On the Jewish food scene: Planning meals for the holidays

By Rabbi Rachel Esserman

My first reaction to the e-mail that arrived in late August was to ignore it and click delete. Well, actually that was also my second and third reaction. You really want me to think about what I’m eating for the holidays more than a month before they begin? I’m not sure what I’m having for dinner tonight.

Let me put my refusal to plan menus in advance into context. When I suffered from allergic colitis in the 1990s, I had difficulty eating. (Yes, I realize that might be hard for friends I’ve made since then to believe, but, during that period, there were many times I had no desire to eat anything.) I dealt with this by planning ahead. The deal with these menus was simple: If I had an appetite, I could eat whatever I wanted. If I didn’t, I had to make and eat what I’d planned.

Fortunately, my colitis went into remission, but then I was faced with a blood sugar diet that strictly regulated when and what I could eat. The diet was supposed to prevent me from losing more hearing. Since this was before I needed hearing aids and a cochlear implant, you can see how well that worked. What did result is a revulsion for planning more than three or four meals ahead. (To give you an idea of the difference: I used to plan a minimum of two, if not three or four, weeks ahead.)

Another factor is that I’m not a fan of cooking elaborate meals. Low and slow for five hours? Forget it! An hour’s worth of prep time? Not a chance. It also doesn’t help that, while I now eat foods with sugar, I still can’t use a recipe that requires me to put sugar in a dish. Somewhere along the way, I also stopped using salt in my cooking. (Yep, I’ll never succeed on “Chopped.” I’d be dinged for not enough seasoning.) Memories of indigestion from holiday meals in the past make it easier to resist fancy cooking. When cooking for myself, I’ll opt for something simple. This is not a problem because, for me, food is not the point of the holiday.

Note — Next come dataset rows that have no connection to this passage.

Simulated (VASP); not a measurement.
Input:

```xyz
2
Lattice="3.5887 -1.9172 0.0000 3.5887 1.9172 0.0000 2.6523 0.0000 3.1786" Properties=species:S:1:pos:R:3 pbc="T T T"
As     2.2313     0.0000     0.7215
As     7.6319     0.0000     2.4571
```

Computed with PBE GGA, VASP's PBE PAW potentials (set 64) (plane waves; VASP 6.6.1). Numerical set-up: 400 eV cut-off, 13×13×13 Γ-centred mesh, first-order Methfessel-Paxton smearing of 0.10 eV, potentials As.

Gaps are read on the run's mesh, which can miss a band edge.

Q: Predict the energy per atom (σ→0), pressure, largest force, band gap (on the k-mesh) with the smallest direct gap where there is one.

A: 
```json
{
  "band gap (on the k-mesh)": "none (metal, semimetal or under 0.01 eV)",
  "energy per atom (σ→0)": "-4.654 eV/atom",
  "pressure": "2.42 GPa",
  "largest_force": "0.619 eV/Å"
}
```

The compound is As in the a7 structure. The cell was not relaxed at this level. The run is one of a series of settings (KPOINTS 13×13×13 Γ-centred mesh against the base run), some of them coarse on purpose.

This long rambling account explains why I’m dreading all the e-mails I’ll be getting from Jewish websites during the next month or so: they’re going to be filled with links to hundreds of recipes suggestions for the upcoming holidays. Sometimes I do actually look at them. But seriously think of making them? Ha, that makes me laugh. I know folks who obsess about their menus because cooking is one way of showing love to your family. I get that: I do enjoy feeding other people when I am not too tired to cook. But please spare me the 45 ways to cook chicken for Rosh Hashanah or the new must-try-way to make brisket. I’m just not interested.